A Cloud-Native 5G/O-RAN Model

Why do I make so big a point about “box-centric” specifications for network virtualization? If somebody virtualizes a box, isn’t it the same thing as virtualizing everything that’s in it? In a blog last week, I looked at the 5G O-RAN specification and talked about some of my issues in abstraction of the functionality. I want to dig deeper today, looking at how you’d do O-RAN in an optimum cloud-native way. As always, I want to start from the top.

We get online from our desktop and laptop computers all the time. We sign on to WiFi, we’re assigned an IP address, and we’re there. Let’s call the “service” that this represents “Service”. Why doesn’t this simple approach work for 5G? The answer is in the word “mobile”.

In a mobile network, we have a device that we move around with, and the connection is made from a series of cell sites. We move through these sites as we walk or drive. If each of these sites were like WiFi, we’d get an IP address in each of them as we entered, which would be fine if we never expected to have a voice or data session active while we were moving. Since we do, we could expect to get an IP address from the cell site when we turned on our phone, and as we moved, we’d need to keep that address or any web activity we had ongoing would be broken when the server replied to an address we no longer had, that would no longer reach us.

What makes mobile connectivity work? We need to define another service, which I’ll call “Mobility Management”. This service somehow finds out where we are and ensures that our traffic is directed to the right cell. The Mobility Management service needs to have a “sub-service” we’ll call “Registration”, that’s invoked when a user appears in a cell, to ensure they have a right to service there. The figure below shows this simple functional structure.

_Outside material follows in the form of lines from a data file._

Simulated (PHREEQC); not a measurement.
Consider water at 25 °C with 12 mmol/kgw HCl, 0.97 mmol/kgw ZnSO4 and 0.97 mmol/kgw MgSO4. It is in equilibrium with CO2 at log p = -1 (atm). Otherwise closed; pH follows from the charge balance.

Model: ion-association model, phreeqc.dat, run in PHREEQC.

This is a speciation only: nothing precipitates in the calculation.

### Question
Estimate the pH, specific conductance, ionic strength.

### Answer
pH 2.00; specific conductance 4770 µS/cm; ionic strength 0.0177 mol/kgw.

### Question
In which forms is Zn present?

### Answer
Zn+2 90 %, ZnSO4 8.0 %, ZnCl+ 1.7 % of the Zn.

A mobile device needs to support four services, then, meaning four interfaces exist between the device and the mobile (5G) network. We could draw 5G as a black box and show four service interfaces to the device, period. If the mobile device and the network conformed to the same spec (including the radio spec, of course) for these interfaces, any implementation would suit the device and the services. This sure makes 5G look simpler, right?

A High-Level Functional View of 5G

My diagram is a functional view, where the specs focus on the implementation of the services, and that’s my first quarrel with most telecom-related specs. They either don’t produce a functional diagram at all, or they produce one by defining how the function could be performed. We draw these diagrams with boxes representing functions, and we show workflows between interface points that we label. The diagram below represents O-RAN as the Alliance shows it, and you can see the difference.

O-RAN Architecture (from O-RAN Alliance)

What you see here is focused so much on implementation it doesn’t even show those high-level interfaces at all. That’s because O-RAN is really focused on supporting the Mobility and Registration services, and those services are driven from the network side. What you do see are the internal interfaces, things like A1, E1, E2, and F1. You also see functional blocks like CU-CP and CU-UP or O-DU and O-RU. You might wonder where the user is in all of this (nowhere) and where and how the whole process represented in the diagram kicks off.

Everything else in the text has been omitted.